Students may use simple props—such as chairs, tables, desks. This is optional—the teacher may choose to have no props or set a limit.
To create a scene, interacting with peers. To share responsibility with peers. To convey a dramatic improvisation without words.
Students are broken into four or five groups—depending on the size of the class. There should be five or six in each group. Students are given examples of an activity that would involve a group, such as a baseball game, a tour bus and guide, a shopping trip, etc. Each group will then go to a designated area of the room to discuss what they are going to do. They may not use any of the examples that were given and of course, they may not use words in the drama. After a set amount of time, such as five minutes, the groups will reassemble in a circle.
Each group will have an opportunity to perform their scene. After each performance the audience will speculate as to what was going on.
Give a category, such as television shows, movies, sporting events, etc.

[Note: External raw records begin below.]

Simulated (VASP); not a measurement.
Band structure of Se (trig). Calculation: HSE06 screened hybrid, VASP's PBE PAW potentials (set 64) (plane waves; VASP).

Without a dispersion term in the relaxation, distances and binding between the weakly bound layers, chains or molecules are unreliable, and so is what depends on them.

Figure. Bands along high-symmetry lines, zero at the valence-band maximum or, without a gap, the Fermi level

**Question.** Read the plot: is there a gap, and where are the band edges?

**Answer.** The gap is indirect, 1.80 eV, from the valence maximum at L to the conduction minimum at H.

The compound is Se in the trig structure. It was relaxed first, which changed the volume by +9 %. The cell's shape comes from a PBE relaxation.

The body techniques that are needed to proceed with mime are just touched upon in this unit. I encourage the reader to look at the following books:
Mime: A Playbook of Silent Fantasy
Be a Frog, A Bird, or a Tree
These books, listed in my bibliography give excellent illustrations and directions to guide you through body movements.
My goal is not for my students to become professional mimes, but to feel comfortable with themselves in performing a drama without words. I feel this will be achieved.